Good morning. We hope your week went well and this week is even better! Last week the School Department issued a memo prohibiting political work on your school time and in your school facility at any time. We’re checking out the memo, but in the meantime, here’s what you CAN do regardless of the memo:
- WE CAN wear our buttons and stickers anytime.
- WE CAN put a bumper sticker on our car or a sign in our car windows.
- WE CAN leaflet on the school sidewalk provided we are doing this on our own non-school time.
- WE CAN — and will — have our walk-in before school on October 6. Please remember to sign up your school.
- WE CAN do what we wish as private citizens outside of school facilities and on our own time.
Please help our public schools. Wear a button, place a sign, send a postcard, make a phone call. Tell 10 friends and relatives to vote No on 2. See the section below for more ideas and opportunities. Thank you. See our latest ad! And check out this awesome new Q2 video.
Yesterday afternoon the state released 2016 Assessment and Accountability Results.

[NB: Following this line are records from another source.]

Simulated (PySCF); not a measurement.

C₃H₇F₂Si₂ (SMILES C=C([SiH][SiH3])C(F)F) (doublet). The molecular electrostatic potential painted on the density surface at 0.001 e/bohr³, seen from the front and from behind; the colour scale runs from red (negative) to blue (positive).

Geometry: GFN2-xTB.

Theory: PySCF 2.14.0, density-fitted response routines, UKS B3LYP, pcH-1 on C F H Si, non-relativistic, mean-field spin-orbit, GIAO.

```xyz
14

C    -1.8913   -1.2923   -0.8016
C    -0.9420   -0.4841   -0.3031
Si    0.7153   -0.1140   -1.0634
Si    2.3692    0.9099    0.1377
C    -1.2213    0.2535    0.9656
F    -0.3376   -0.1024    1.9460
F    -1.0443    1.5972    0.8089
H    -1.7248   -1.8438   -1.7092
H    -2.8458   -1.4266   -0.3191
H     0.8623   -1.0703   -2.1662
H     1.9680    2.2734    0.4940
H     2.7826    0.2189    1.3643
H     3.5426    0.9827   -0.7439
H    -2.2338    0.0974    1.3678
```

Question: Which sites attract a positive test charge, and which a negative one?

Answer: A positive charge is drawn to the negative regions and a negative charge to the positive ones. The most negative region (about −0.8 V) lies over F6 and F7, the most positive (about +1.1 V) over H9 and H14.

The state moved Excel High School, part of the former South Boston Complex, and Brighton High School, one of our few remaining comprehensive district high schools, into Turnaround status. The Mattahunt Elementary, currently in Turnaround status, has been designated a Turnaround under review school and its status is being reviewed. More will be known about the Mattahunt in the next week or so. (Read more.)
District officials got a heads up late last week and they, along with union officials, were present at all three schools yesterday to explain what the newly-designated status will mean to both Excel High School and Brighton High School, while explaining the outcome of the review the Mattahunt faces.
The BTU will be running workshops, along with the school district’s OHC office, over the next month designed to answer questions, work with potentially displaced teachers/staff on resume writing and interviewing techniques, and so on. More information will be forthcoming.
The moving of schools from one status to another is inherently subjective, often trivial, and leaves much up to the discretion of DESE.
Here’s something else to ponder: Boston Latin School and their Roger Clap were each downgraded from Level I to Level II because 13 students at BLS and 2 at the Clap opted out of the PARCC exam. (Read more in the Globe.) Opting out of the PARCC is a legal activity, and although students cannot be punished, their schools can be. As a result of these opt-outs – as insignificant as they were – both schools failed to meet the 95% threshold’s required for Level I. We can draw a few conclusions: DESE’s methodology is subjective, the drop in level for each school is meaningless, and perhaps we shouldn’t pay much attention to these level designations anyway. (See the DESE press release.)